Wednesday, July 10, 2013

Garlic myths

I've been researching the commercial farming of garlic for a story I'm working on. Now, I understand that larger-scale farming works differently from the small scale of my backyard garden, but I can't reconcile the garlic-growing advice with my experience.

According to the experts, garlic is this finicky, fragile thing that requires: full sun, huge amounts of fertilizer, constant weeding, and bubble wrap when harvesting. Above all, according to some experts, it should never, ever, on pain of something really awful, be pulled out of the ground instead of gently dug up. The scapes (stems) must be removed to maximize the bulb size (forsaking the edible and plantable bulbils at the end of the scapes). Oh, and it must, to avoid getting some sort of mutant plant, be grown from cloves, and not the bulbils that grow at the top of the stem.

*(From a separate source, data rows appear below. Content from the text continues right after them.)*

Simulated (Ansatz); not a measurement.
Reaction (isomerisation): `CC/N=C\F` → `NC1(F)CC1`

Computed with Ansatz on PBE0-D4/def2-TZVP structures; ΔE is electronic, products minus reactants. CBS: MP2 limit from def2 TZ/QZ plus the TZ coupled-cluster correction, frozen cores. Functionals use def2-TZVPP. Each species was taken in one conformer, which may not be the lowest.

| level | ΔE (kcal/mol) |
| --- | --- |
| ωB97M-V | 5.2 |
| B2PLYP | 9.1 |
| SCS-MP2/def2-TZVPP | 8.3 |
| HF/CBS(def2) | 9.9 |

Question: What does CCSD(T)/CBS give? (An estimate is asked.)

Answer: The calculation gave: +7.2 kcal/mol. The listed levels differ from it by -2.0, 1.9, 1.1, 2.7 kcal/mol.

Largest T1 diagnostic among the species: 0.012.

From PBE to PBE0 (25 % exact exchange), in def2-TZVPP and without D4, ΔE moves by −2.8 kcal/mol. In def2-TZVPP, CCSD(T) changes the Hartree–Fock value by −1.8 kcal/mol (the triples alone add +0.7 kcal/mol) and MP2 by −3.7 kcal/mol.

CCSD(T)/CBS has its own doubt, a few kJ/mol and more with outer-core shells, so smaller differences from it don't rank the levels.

I know that anecdotal evidence isn't science, but here's my rebuttal:


The bottom bulb is a special early variety that we decided to stop growing a couple years ago, but we keep finding a few that we missed from prior years, sort of like a weed with benefits.

The top bulb is the variety we prefer to grow. It's on a cutting mat, with a 1" grid, so you can see it's about 1 1/4" to 1 1/2" in each direction, which is a pretty average size for this particular variety which only produces four cloves per head.

It grew in partial shade, no fertilizer, no weeding, the scape was left intact, and it was pulled from the ground. Worse than that, it grew from a bulbil that fell in the middle of the main path of the garden a few years ago, and it grew on top of landscape fabric, in the inch or so of dirt and decomposed mulch that accumulated there.

I have one patch of garlic that was started with some bulbils tossed into the corner of the garden, and that has produced admittedly small heads of garlic for probably close to ten years now. It does take longer to grow garlic to a good size from the bulbils, but the end product is indistinguishable from the clove-grown plants. There are weeds and brambles and even a small sapling in the middle of this patch. It's in dappled shade. No fertilizer in all this time, other than perhaps some leaf mulch from leaves that fell from the tree obscuring the sunshine.

One summer, about five years ago, I decided to clear out that corner patch to use it for something else, and I spent weeks digging out every single bulb I could find. The next spring, thousands (not exaggerating here, for once) of sprouts emerged from the cloves I missed. I figured that corner was meant to be a garlic patch, and now I just leave it alone: no weeding, no fussing, just a summer harvest of dozens of small (usually just two cloves instead of four) heads.

It makes me wonder, though, how much of farming is based on agricultural science and how much is based on handed-down wisdom that may not be wise at all.